Maddie manages to keep her twisted thoughts hidden for the most part. That is until she starts having blackouts. Each time she wakes up from one, she’s near a murder scene with no recollection of what happened the night before and this helpless feeling like she’s losing control of her life. Maddie doesn’t want to believe she’s a killer, but she begins to question who she really was in her past. If she was bad Maddie all along and that maybe she was a killer.

My Review

This. Book. I was so consumed by it. Intrigued by it. There’s a reason I love mysteries and thrillers. I have an obsessive need to figure out puzzles.. and goodness, was this novel a puzzle! A mystery shrouded in secrets. In repressed memories. In flashes of violence and blood. I should mention it’s not a romance, it’s a dark psychological thriller about a girl who is haunted relentlessly by both a traumatic childhood and an ‘accident’ that left her bloodied and broken on the road without recollection of anything. Forgotten was her name. Forgotten was her past. Forgotten were the culprits behind her tormented life. Until something changes and her past and present collide more vehemently, forcing the two sides of herself to war over control. And when murders surround her, Maddie must figure out her past to see if she has blood on her hands. To see if she’s a killer.

“I don’t know how I got here, where here is, or who I am… I’m scared… alive… scared… dead. I can’t tell which one.”

At fifteen years old, Maddie Asherford is found barely alive, an event that leaves her with amnesia. She doesn’t remember a thing, but as the years go by, memories… visions… plague her thoughts. She feels as if there are two sides to her, one who works to get better and another who is bad. Darker. It’s almost as if one side is victimized, struggling to make sense of everything, while another is stronger and more calculated… willing to do anything. Willing, no… wanting to kill. Urges to hurt others surge inside and Maddie must work hard to control those anarchistic and violent impulses that threaten her already fragile existence.

“I wonder what I’m capable of. It feels like there’s so much more to me than just living my ordinary life day in and day out. There’s has to be more. I wonder all the time. What the more is. Fear it.”

In addition, she hears voices in her head. Screaming at her, taunting her that’s she’s bad. I couldn’t help but feel so heartbroken for her. It was a tortuous existence to live a life so divided, so blurred, so lost in everything that had been forgotten.

“I doubt anyone is feeling how I feel most days, except for maybe serial killers.”

One day Maddie has a blackout. She awakes alone with some blood on her arm. Two buttons in her pocket. Nearby, there’s a murder scene. One of her co-workers has been killed.  A co-worker, who lay dead and covered in blood, wearing a shirt with a missing button. Maddie is physically sickened by what’s transpired and she wonders if she could have done it. Did the other side of herself take over? Did she have it in her to kill? Could she forget something so significant? And if so, was she truly responsible if she couldn’t remember a thing?

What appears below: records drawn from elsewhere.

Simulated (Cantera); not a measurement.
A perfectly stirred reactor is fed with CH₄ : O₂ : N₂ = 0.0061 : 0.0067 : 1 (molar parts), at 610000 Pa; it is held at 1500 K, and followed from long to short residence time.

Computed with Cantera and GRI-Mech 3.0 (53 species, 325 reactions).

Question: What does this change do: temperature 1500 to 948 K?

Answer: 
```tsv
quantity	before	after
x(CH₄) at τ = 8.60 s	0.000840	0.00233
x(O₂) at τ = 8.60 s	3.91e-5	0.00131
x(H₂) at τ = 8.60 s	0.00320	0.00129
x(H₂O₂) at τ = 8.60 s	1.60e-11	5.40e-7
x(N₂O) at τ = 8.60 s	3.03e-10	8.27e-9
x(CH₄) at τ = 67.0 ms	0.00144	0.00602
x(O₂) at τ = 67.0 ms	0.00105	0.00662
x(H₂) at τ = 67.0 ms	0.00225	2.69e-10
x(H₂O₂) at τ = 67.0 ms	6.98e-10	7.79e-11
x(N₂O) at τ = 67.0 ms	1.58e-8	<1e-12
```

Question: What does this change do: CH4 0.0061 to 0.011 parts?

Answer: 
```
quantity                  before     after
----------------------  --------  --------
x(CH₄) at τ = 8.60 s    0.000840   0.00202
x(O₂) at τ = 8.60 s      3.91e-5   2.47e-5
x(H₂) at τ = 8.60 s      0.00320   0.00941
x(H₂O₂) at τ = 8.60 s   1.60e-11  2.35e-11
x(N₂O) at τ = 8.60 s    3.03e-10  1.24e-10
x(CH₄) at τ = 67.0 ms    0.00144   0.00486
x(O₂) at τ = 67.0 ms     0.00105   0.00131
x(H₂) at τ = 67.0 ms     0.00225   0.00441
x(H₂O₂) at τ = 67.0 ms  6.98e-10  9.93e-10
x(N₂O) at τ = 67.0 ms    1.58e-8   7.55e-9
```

“You don’t know anything because you chose to forget. Everything you do, you chose to do.”

Maddie’s life spins out of control. There are so many secrets to uncover. Someone had hurt her in the past. Was someone after her still? Framing her? Her thoughts are so broken, fragments holding memories that don’t quite fit together. She’s not sure what’s real and what’s not. Her mom knows something, but is determined to protect her. From whom? Herself? There’s a chilling sense to everything that unravels and as the reader, I found myself as confused as Maddie. I was trying so hard to put together all the puzzle pieces, but nothing was quite right without all the information. I kept getting that hair-raising, heart-pounding feeling, but the story was so ingeniously layered that I couldn’t figure it all out. The story felt dangerous and I couldn’t put it down. The truth was hiding. I wondered if in plain sight. Jessica Sorensen had my mind in such a state that every character seemed like a possible culprit. I even wondered who was real and who was not.

“She became lost. Hiding in the darkness of her own fears. Letting the real girl be forgotten. The one that changed her. The one that trapped her. The one that created her.”

I loved everything about this story. How it made me feel. How it got me all tangled up. How the truth was elusive until the shocking end. Even then, I don’t know if it’s all clear in my muddied and over-worked brain. This is a really daring piece of work from the talented Jessica Sorensen. It’s heart-wrenching, disturbing, sad, suspenseful, chilling. There’s so much more to the story, but I dare not spoil any piece of it. I have to say I particularly loved the ending. It was blindsiding and shocking and perfect to the feel of the book. If you are a fan of tangled webs and hidden truths, of thrilling mysteries and complex characters, you won’t want to miss this page-turner of a novel. It’s a standalone, but admit, I could easily and enthusiastically devour another book on this girl.

“I’m hiding behind a mask. I’m hiding behind my amnesia. I’m hiding.”